The Dangote Petroleum Refinery has announced a temporary suspension of fuel sales in Nigeria’s local currency, the naira, citing persistent foreign exchange (forex) discrepancies between its crude oil purchases and domestic sales. This decision could lead to a significant increase in fuel prices, raising concerns over inflation and affordability for consumers.
The refinery, Africa’s largest, has been sourcing crude oil primarily in U.S. dollars but selling refined petroleum products in naira within Nigeria. However, recent fluctuations in the forex market have made it increasingly difficult for the refinery to maintain stable pricing. In a statement issued by the company’s management, Dangote Refinery cited the widening gap between the official exchange rate and parallel market rates as a major challenge affecting operations.
“We remain committed to ensuring the availability of petroleum products in Nigeria, but the current forex instability has made it impractical to continue fuel sales in naira. We are engaging with the relevant authorities to explore viable solutions,” the statement read.
Industry analysts predict that this move could push local fuel prices upward, as marketers and distributors adjust to new pricing models based on foreign exchange rates. Currently, Nigeria relies heavily on imports for refined petroleum products despite the operational commencement of the 650,000-barrel-per-day Dangote Refinery, which was expected to ease the country’s fuel dependency.
In response to the development, the Nigerian National Petroleum Company (NNPC) Limited has reassured Nigerians of continued fuel supply stability, emphasizing that ongoing discussions are being held with the refinery to address the issue.
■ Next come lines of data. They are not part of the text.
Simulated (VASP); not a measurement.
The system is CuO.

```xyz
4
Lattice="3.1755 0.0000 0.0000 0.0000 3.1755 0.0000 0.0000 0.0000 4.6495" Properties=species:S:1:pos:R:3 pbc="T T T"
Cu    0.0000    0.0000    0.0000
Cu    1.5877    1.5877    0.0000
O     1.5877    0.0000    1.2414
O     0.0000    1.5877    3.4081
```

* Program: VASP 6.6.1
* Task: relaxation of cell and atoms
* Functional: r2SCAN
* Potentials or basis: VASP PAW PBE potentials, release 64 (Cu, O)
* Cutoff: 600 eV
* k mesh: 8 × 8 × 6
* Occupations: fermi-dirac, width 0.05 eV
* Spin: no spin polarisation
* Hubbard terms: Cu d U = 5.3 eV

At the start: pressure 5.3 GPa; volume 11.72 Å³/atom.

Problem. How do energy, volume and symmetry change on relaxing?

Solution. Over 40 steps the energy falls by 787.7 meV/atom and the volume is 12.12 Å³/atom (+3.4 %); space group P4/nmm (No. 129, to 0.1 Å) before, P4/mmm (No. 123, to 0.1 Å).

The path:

The suspension comes at a time when Nigeria is grappling with broader economic challenges, including high inflation, a weakening naira, and subsidy removal policies that have already led to increased transportation and commodity costs. Experts warn that unless a resolution is reached soon, the ripple effect of Dangote Refinery’s decision could further strain household budgets and business operations nationwide.
As stakeholders push for government intervention, the refinery is expected to hold further negotiations with the Central Bank of Nigeria (CBN) and the federal government to explore possible mechanisms that would allow continued naira transactions without exposing the company to excessive forex risks.